Consider the following C++ code:

#include <algorithm>
#include <ctime>
#include <iostream>

int main()
{
// generate data
const unsigned arraySize = 32768;
int data[arraySize];

for (unsigned c = 0; c < arraySize; ++c)
data[c] = std::rand() % 256;


// !!! with this, the next loop runs faster
std::sort(data, data + arraySize);


// test
clock_t start = clock();
long long sum = 0;

for (unsigned i = 0; i < 100000; ++i)
{
// primary loop
for (unsigned c = 0; c < arraySize; ++c)
{
if (data[c] >= 128)
sum += data[c];
}
}

double elapsedTime = static_cast<double>(clock() - start) / CLOCKS_PER_SEC;

std::cout << elapsedTime << std::endl;
std::cout << "sum = " << sum << std::endl;
}

• Without std::sort(data, data + arraySize);, the code runs in 11.54 seconds.
• With the sorted data, the code runs in 1.93 seconds

Now, to eleminate the branch replace:

if (data[c] >= 128)
sum += data[c];

with:

int t = (data[c] - 128) >> 31;
sum += ~t & data[c];

------------------------------------------

Core i7 920 @ 3.5 GHz -- Visual Studio 2010 - x64 Release

// Branch - Random
seconds = 11.777

// Branch - Sorted
seconds = 2.352

// Branchless - Random
seconds = 2.564

// Branchless - Sorted
seconds = 2.587

------------------------------------------

Core i3 M330 @ 2.13 GHz -- Visual Studio 2011 Beta - x64 Release

// Branch - Random
seconds = 20.026

// Branch - Sorted
seconds = 3.044

// Branchless - Random
seconds = 7.075

// Branchless - Sorted
seconds = 7.242

------------------------------------------

Observations:

• With the Branch: There is a huge difference between the sorted and unsorted data.
• With the Hack (branch-less): There is no difference between sorted and unsorted data.
• The hack is actually a tad slower than with the branch when the data is sorted

------------------------------------------
Additional Notes:

• GCC 4.6.1 with -O3 or -ftree-vectorize on x64 is able to generate a conditional move. So there is no difference between the sorted and unsorted data - both are fast.

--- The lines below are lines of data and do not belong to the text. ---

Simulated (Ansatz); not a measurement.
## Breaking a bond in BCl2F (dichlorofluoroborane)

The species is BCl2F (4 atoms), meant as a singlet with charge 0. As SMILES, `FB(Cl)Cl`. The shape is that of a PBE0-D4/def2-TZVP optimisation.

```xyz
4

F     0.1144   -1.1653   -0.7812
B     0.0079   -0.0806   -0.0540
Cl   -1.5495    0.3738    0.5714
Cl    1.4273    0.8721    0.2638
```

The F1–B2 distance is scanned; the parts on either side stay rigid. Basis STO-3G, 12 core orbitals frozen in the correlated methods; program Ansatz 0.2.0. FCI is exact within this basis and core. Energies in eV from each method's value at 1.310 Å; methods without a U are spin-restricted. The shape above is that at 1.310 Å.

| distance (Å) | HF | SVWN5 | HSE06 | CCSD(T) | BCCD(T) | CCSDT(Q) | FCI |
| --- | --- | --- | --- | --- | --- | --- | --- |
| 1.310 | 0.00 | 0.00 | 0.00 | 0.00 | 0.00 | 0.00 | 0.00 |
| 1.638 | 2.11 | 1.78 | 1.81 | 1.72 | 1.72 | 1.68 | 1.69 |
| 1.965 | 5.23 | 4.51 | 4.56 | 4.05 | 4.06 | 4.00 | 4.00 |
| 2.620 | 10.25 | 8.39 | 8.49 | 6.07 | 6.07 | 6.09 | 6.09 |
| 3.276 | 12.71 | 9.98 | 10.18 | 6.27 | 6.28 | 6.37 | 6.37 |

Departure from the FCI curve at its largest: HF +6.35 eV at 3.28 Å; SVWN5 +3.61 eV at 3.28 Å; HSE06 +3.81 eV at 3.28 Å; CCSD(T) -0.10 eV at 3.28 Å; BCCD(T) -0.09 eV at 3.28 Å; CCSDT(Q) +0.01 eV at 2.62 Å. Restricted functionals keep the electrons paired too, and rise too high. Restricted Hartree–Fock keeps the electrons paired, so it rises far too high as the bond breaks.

• VC++ 2010 is unable to generate conditional moves for this branch even under /Ox.

• Intel Compiler 11 does something miraculous. It interchanges the two loops, thereby hoisting the unpredictable branch to the outer loop. So not only is it immune the mispredictions, it is also twice as fast as whatever VC++ and GCC can generate! In other words, ICC took advantage of the test-loop to defeat the benchmark...

• If you give the Intel Compiler the branchless code, it just out-right vectorizes it... and is just as fast as with the branch (with the loop interchange).

------------------------------------------
Request:

Please adapt the optimization technique which Intel Compiler is using.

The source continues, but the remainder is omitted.